Small and medium-sized firms also make up a significant percentage of the client base and the firm also represents a number of wealthy individuals.

Taaffe added: “The charity connection goes back to the 1930s when one of the founders of Bresnan Walsh, Eddie Bresnan, did a lot of work for the Catholic Church. Once you get a good reputation for working in a particular sector – which we have – then more work tends to flow from that.

“I would say that, because of our link with the charities, we do tend to encourage our staff to get involved in fundraising activities on a voluntary basis.”

Despite the gloom-laden economic environment, Taaffe is pretty upbeat about the prospects for the firm’s clients and the wider Merseyside economy.

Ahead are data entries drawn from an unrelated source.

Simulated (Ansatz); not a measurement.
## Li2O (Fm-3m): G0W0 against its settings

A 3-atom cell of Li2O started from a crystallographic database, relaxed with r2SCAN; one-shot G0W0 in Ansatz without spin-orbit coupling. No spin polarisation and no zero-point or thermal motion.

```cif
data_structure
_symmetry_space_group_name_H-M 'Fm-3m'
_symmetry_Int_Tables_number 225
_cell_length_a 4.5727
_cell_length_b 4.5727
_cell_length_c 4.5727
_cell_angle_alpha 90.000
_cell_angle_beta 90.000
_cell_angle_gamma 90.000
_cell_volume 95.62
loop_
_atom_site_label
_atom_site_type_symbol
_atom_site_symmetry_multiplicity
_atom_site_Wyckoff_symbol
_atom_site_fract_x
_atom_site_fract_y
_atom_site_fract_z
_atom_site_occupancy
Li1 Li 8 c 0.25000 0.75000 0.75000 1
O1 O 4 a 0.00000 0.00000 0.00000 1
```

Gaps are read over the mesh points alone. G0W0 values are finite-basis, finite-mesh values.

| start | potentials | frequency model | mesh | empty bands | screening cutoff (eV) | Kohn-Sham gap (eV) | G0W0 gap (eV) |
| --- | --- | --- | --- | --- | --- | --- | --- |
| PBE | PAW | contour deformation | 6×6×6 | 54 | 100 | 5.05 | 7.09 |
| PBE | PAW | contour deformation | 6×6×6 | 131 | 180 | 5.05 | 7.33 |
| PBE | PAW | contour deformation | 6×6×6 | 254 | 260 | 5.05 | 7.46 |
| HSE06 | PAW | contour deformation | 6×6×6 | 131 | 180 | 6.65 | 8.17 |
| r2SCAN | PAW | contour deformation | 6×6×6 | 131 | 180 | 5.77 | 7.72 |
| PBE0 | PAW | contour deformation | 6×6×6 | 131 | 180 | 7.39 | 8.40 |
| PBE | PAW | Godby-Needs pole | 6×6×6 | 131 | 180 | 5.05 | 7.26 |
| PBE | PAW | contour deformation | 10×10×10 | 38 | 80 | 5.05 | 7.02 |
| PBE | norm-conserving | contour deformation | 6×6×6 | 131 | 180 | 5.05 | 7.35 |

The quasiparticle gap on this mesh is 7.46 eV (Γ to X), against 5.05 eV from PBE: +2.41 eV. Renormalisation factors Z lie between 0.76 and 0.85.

“Having a diverse client base makes the job more interesting, and it also gives us a wider outlook on what is happening out there,” he said. “No-one is immune from the downturn and our client base in the main comprises well-run organisations, and many of them are hunkering down for the storm.

“I think the economic situation is really weird at the moment. Sectors like construction have obviously been hit, but for the rest it seems to be business as usual.

“The froth has obviously been blown off the lending market. In the past, many banks were lending money and were not assessing as they might have been.

“However, we are finding that funding is still available for the right proposition.”

Taaffe was born and brought up in Mossley Hill and attended Liverpool College. His original intention was to become a doctor – his father was a GP – but instead he ended up “falling into accountancy”.

He went along to the University of Liverpool to check out the courses and found himself wandering through the commerce department.

He said: “I spoke to one of the people there and I told him I was interested in studying there.

“Then he carried on walking down the corridor and I called after him and said ‘So how do I make an application?’ and he replied ‘You just did’.”

Taaffe successfully completed his accountancy degree at the University of Liverpool before going on to gain a masters in accountancy and finance at Lancaster University.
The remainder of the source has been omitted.